By appointing the widely-respected Khaled Bahah as his deputy, Yemen's president and his Saudi backers seek to shore up a government-in-exile whose legitimacy is central to Riyadh's military campaign against Iran-allied Houthi rebels.
While President Abd-Rabbu Mansour Hadi is seen as ineffectual and lacking support even in his embattled hometown of Aden, the last city nominally under his control, Bahah commands admiration across much of Yemen's political spectrum.
"Khaled Bahah is beloved of everyone. He's a strong man - the opposite of Hadi, whose weakness led the Houthis to take control of most of the country," said Mohammed Hazam, a civil servant in Sanaa.
For Riyadh, which has invested its role as a regional leader in a bombing campaign ultimately aimed at restoring the government Hadi represents, it is growing ever more important to bolster his credibility as Yemen's lawful president.
Saudi airstrikes are intended to weaken the militia and force it to return to talks with Hadi's government, which the Houthis do not recognise. There are also efforts to persuade tribes and military units working with the Houthis to change sides.
But nearly three weeks after he fled to Saudi Arabia, Hadi's nominal legitimacy inside his country appears to be increasingly in question, and the president himself has not spoken in public since the Arab League summit in Egypt on March 28.
Even inside Aden, where Saudi airstrikes and weapons drops are aimed at helping the Popular Committees militias fight off the Houthis and their allies in street battles, those manning the barricades do not see themselves as Hadi loyalists.

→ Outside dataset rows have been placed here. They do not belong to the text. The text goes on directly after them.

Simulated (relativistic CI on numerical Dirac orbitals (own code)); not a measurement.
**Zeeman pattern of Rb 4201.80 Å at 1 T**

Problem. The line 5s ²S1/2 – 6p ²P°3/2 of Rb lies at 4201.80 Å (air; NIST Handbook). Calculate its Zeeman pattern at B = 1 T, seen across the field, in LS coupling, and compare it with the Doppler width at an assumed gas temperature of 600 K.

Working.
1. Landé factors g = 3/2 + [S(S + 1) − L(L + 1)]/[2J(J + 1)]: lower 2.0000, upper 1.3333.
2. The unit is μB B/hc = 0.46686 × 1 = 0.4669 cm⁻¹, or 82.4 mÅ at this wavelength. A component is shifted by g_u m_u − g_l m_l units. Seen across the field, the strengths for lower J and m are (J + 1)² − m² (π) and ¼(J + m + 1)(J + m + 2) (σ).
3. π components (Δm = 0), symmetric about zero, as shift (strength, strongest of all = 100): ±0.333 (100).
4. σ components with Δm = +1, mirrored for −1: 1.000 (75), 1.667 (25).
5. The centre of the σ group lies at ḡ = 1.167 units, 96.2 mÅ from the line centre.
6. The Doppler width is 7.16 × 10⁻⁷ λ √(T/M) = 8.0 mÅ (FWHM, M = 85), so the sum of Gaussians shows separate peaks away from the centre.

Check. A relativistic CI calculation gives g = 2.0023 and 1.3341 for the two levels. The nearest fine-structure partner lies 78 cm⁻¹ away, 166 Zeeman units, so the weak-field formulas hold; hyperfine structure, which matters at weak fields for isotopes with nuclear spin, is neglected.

"In Aden there is no state and no army, and no authority and no president. There is no government. That is the view of the fighters. They are defending their streets and their country," said Wassim al-Sayad, 40, an Aden resident who has taken up arms against the Houthis.
The stakes are high for Saudi Arabia, which faces the prospect of greater influence from arch-rival Iran in its southern neighbour if the Houthis are not neutralised.
Silent footage of Bahah's swearing-in, filmed by a Saudi government cameraman for distribution to media, showed Hadi accepting his vice president's oath in Yemen's Riyadh embassy, and appeared partly to be aimed at winning over Yemeni opinion.
DOMESTIC LEGITIMACY
Hadi's Foreign Minister Reyad Yassin Abdulla told Reuters Bahah's appointment would help bolster the government in exile, but he rejected the idea that it was hard to maintain legitimacy while outside the country.
"This is a very temporary situation and it is not our choice. We will do our best to go back as soon as possible to any part of Yemen, hopefully Aden, hopefully in the coming few weeks," he said.
Abdulla compared the situation of Hadi's government to that of Kuwait in 1990-91 during Iraq's occupation to show that legitimacy could be sustained even during a months-long absence.
The foreign minister, who was appointed after Hadi left Aden, said Bahah's appointment meant the government as a whole was more sustainable. "Legitimacy is a continuous thing. It is not about one person, it is about the whole government, the whole state," he said.
Under Yemen's existing constitution, in the absence of a vice president the presidency would pass to the speaker of parliament, who is now in Houthi-controlled Sanaa, if anything happened to Hadi.
"His appointment has opened the door to a political solution to the current crisis in Yemen. He is an independent person," said Ali Mohammed Yahya, a political writer in Aden's Khor Maksar district, a scene of heavy fighting over the past week.
INTERNATIONAL RECOGNITION
Hadi's internationally recognised government was unpopular even before the Houthis seized control of Sanaa last year, and since his official two-year tenure ended in 2014, his legal status as president was already legally ambiguous.
He was elected, unopposed, in 2012 as an interim president to oversee a two-year shift from former president Ali Abdullah Saleh towards democracy after a 2011 uprising, but while the transition process faltered, he stayed on in power.
Saudi Arabia and its Western supporters want to resurrect that 2012 transition plan, which it and Gulf Arab allies brokered, and which was interrupted by the Houthi advance on Sanaa last year aided by Saleh and his loyalists.
But Hadi's personal lack of popularity, let alone a regional, tribal or military support base, has complicated that ambition.
An army officer in the former South Yemen, he backed the wrong side in internal fighting in 1986 and fled north to Sanaa, before leading northern forces against southern separatists in the 1994 civil war, securing a position as Saleh's deputy.
By contrast, Bahah carries very little embarrassing historical baggage, having backed the popular uprising that unseated Saleh and served as Yemen's ambassador to the United Nations. He was named prime minister by Hadi in November but quit when the Houthis besieged government offices in January.
"There is a way out with appointing Bahah, who is really respected, even by the Houthis. He has since the beginning tried to stay away from aggressive discourse," said Laurent Bonnefoy, the author of Salafism in Yemen.